1. A system, comprising:
a microphone array comprising at least four microphones arranged along locations with
respect to each other in a three dimensional shape;
a 360 degree camera; and
a processor, configured to:
for audio received through the microphone array, calculate three dimensional sound
intensity between at least two of the at least four microphones of the microphone
array; and
overlay the audio on video feed of the 360 degree camera with the three dimensional
sound intensity with respect to a displayed view of the video feed.
2. The system of claim 1, wherein the three dimensional shape is a regular tetrahedron.
3. The system of claim 1, wherein the processor is configured to calculate the three
dimensional sound intensity between the at least two of the at least four microphones
of the microphone array by calculating the three dimensional sound intensity based
on an inverse Fourier transform of a cross spectrum of the sound pressure measured
by the at least two of the at least four microphones.

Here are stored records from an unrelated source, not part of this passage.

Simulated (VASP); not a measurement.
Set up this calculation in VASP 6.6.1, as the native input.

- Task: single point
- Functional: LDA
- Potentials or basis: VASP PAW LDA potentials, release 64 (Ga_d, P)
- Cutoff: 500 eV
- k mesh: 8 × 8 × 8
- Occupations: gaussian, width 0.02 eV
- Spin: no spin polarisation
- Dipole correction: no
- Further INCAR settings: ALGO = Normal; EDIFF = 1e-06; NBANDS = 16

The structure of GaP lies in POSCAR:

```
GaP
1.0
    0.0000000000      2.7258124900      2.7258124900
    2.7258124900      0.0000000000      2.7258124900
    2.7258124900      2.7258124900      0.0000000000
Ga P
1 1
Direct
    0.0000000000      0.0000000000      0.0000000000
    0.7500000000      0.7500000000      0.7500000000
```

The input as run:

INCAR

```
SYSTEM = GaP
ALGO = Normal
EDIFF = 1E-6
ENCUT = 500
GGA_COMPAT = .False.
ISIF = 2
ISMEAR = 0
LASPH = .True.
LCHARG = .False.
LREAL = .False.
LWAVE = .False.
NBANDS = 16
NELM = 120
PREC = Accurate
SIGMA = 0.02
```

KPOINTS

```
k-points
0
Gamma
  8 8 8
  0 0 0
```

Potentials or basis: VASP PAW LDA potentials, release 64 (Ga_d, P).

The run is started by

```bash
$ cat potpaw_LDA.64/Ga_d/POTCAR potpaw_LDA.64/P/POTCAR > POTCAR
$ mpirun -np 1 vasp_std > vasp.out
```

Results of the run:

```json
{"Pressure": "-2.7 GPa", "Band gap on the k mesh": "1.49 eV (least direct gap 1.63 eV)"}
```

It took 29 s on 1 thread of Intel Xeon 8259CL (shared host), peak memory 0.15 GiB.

4. The system of claim 1, wherein the processor is configured to calculate the three
dimensional sound intensity between the at least two of the at least four microphones
of the microphone array by:
calculating a sound pressure of an acoustic center of the microphone array;
deriving a particle velocity between each of the at least four microphones of the
microphone array and the acoustic center; and
calculating the three dimensional sound intensity from particle velocity calculations
along an x, y and z axis based on the derived velocity between the each of the at
least four microphones of the microphone array and the acoustic center.
5. The system of claim 1, wherein the microphone array is an ambisonics microphone consisting
of four microphones.
6. The system of claim 1, wherein the processor is configured to overlay the audio on
the video feed of the 360 degree camera with the three dimensional sound intensity
with respect to a displayed view of the video feed through a heat map representation
of the three dimensional sound intensity on the video feed.
7. A method for a system comprising a microphone array comprising at least four microphones
arranged along locations with respect to each other in a three dimensional shape,
and a 360 degree camera; the method comprising:
for audio received through the microphone array, calculating three dimensional sound
intensity between at least two of the at least four microphones of the microphone
array; and
overlaying the audio on video feed of the 360 degree camera with the three dimensional
sound intensity with respect to a displayed view of the video feed.
8. The method of claim 7, wherein the three dimensional shape is a regular tetrahedron.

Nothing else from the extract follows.